Since listing in May 2014, shares of Burson Group Ltd (ASX: BAP) have risen by more than 144% and have outperformed the S&P/ASX 200 (Index: ^AXJO) (ASX:XJO) by a lazy 148%.
The company's potential as a great investment didn't go unnoticed by a number of Fools and regular readers were made aware about this here, here and here.
The question for investors now is – can the share price continue to climb from here or are the shares due for a correction?
This question is simply impossible to answer accurately without the help of hindsight, so instead here is a list of pros and cons investors could consider when thinking about Burson Group:
Pros:
- Burson has grown into one of Australia's largest suppliers of automotive aftermarket parts and services and this has allowed it to develop competitive advantages through scale and size.

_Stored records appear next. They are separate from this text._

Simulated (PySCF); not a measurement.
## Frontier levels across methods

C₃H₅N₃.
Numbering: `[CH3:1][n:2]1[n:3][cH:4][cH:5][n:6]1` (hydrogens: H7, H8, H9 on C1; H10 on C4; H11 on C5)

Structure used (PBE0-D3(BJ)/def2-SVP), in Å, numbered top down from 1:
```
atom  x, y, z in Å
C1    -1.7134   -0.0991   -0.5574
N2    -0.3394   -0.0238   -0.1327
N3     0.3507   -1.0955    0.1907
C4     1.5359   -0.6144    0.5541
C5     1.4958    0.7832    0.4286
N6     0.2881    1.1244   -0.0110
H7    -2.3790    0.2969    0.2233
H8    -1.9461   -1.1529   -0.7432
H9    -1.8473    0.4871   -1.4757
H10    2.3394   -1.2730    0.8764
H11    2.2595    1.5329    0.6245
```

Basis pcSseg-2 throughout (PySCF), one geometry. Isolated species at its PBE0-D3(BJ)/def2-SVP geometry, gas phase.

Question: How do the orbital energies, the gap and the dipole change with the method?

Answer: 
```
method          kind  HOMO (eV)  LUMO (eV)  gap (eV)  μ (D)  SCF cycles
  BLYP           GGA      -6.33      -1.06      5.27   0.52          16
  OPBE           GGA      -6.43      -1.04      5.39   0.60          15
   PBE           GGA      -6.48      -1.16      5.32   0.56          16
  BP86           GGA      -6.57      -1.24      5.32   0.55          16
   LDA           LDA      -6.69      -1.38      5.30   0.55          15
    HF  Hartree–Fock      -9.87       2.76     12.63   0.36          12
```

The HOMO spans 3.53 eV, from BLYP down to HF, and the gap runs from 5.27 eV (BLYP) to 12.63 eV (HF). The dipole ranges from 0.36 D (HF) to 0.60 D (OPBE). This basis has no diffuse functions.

- The company now operates in over 600 locations throughout Australia and this allows it to target a broad range of customers at the same time as commanding serious purchasing power from suppliers.
- The business is largely defensive and often regarded as 'recession proof'. Consumers will often choose to repair their cars instead of purchasing a car, especially during tough economic times.
- Burson has shown it has the ability to pass on rising costs to customers rather than absorbing them. As much as consumers hate paying for repairs when they go to a mechanic, they are generally left with no option but to pay what is quoted for both the parts and labour.
- As Australia's population continues to grow, the number of cars on the road is also increasing. This is obviously an important tailwind for the company.
- As the slide below illustrates, the company has a diversified set of operations, which means it is not reliant on one particular division to drive growth and earnings.
- Burson currently has 15 'optimisation projects' aimed at delivering improved efficiency, and as outlined below, this is expected to deliver real financial benefits from FY17 and onwards.
- The short term growth outlook is very positive. The company expects FY16 NPAT to come in around $41.5 million – $43.0 million. If achieved, this would represent annual earnings per share growth of between 24.5% and 29%.
Cons
- The first obvious negative for investors is the current valuation. If the company delivers NPAT of $43 million, the shares are still currently trading on a price to earnings ratio of more than 28. This doesn't leave much room for error if something does go wrong.
- In order to fund recent acquisitions, the company has taken on more than $133 million in debt.
- Burson's retail segment does face competition from the likes of Supercheap Auto owned by Super Retail Group Ltd (ASX: SUL).
- Some investors may be put off by the low dividend yield which is currently less than 2%.
Foolish takeaway
Just by comparing the pros (of which there were many more I could have included) and cons, it is pretty clear to see that Burson has a lot of attractive features going for it.
It is arguable whether or not the shares offer good value at the moment but I have little doubt that the shares will be worth significantly more in five years from now.